'Meagre' council funding behind low childcare pay

Jess Brown
Tuesday, November 3, 2015

Rates of pay for nursery staff are being held down by "meagre" local authority funding for early years providers to deliver the free childcare scheme, the National Day Nurseries Association (NDNA) has warned.

Almost a third of women, who make up the majority of early years workforce, are paid less than the living wage. Picture: Lucie Carlier
Almost a third of women, who make up the majority of early years workforce, are paid less than the living wage. Picture: Lucie Carlier

NDNA chief executive Purnima Tanuku said nursery managers and owners want to pay their staff the living wage rate, which is £9.15 per hour in London and £7.85 per hour elsewhere, but are unable to because rates paid by councils for free childcare places for two-, three- and four-year-olds are insufficient to make it economical.

She called on the government to use the Spending Review later this month to increase the hourly rate paid for providing free childcare places to help operators to continue to deliver the flagship scheme before the entitlement is expanded in 2017 from 15 to 30 hours a week.

NDNA raised concerns after the publication of research by accountants KPMG which showed that 280,000 of the 699,000 childcare workforce in the UK are paid below the living wage.

The study, based on Office for National Statistics figures, also found that overall, 29 per cent of woman are paid less than the living wage, compared with 18 per cent of men, a factor for childcare where 98 per cent of the workforce are women.

Tanuku said it is "unacceptable" that the living wage remains "out of reach for many dedicated and brilliant childcare practitioners".

“We know that nursery managers and owners would happily pay the living wage but their hands are tied by the meagre rates that they are paid by their local authorities for funded places for eligible two-year-olds and all three- and four-year-olds," she said.

“This 15 hours per week is soon to double, which will only serve to exacerbate the problem unless the Chancellor acts to give nurseries a fair deal in his Spending Review.

“If the funding was fair and adequate, our nurseries would be able to reward their staff with the pay they deserve so they can afford a decent standard of living for themselves and their families.”

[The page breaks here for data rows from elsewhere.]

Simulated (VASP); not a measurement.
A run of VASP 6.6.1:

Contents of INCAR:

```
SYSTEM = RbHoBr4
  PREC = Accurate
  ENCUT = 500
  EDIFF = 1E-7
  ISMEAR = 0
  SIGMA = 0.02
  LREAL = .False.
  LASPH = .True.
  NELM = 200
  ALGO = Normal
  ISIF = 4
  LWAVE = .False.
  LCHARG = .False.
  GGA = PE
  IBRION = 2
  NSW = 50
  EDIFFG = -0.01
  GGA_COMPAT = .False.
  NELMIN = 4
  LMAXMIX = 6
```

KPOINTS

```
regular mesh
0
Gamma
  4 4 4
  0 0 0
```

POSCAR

Earlier this year, Chancellor of the Exchequer George Osborne announced a national living wage would be introduced from April 2016, starting at £7.20 an hour and rising to £9 an hour by 2020, for all workers aged 25 and over.

A survey of childcare providers by NDNA in August found that employers’ payroll costs will rise by an average of 10 per cent next year and 35 per cent by 2020 as a result of the introduction of the national living wage.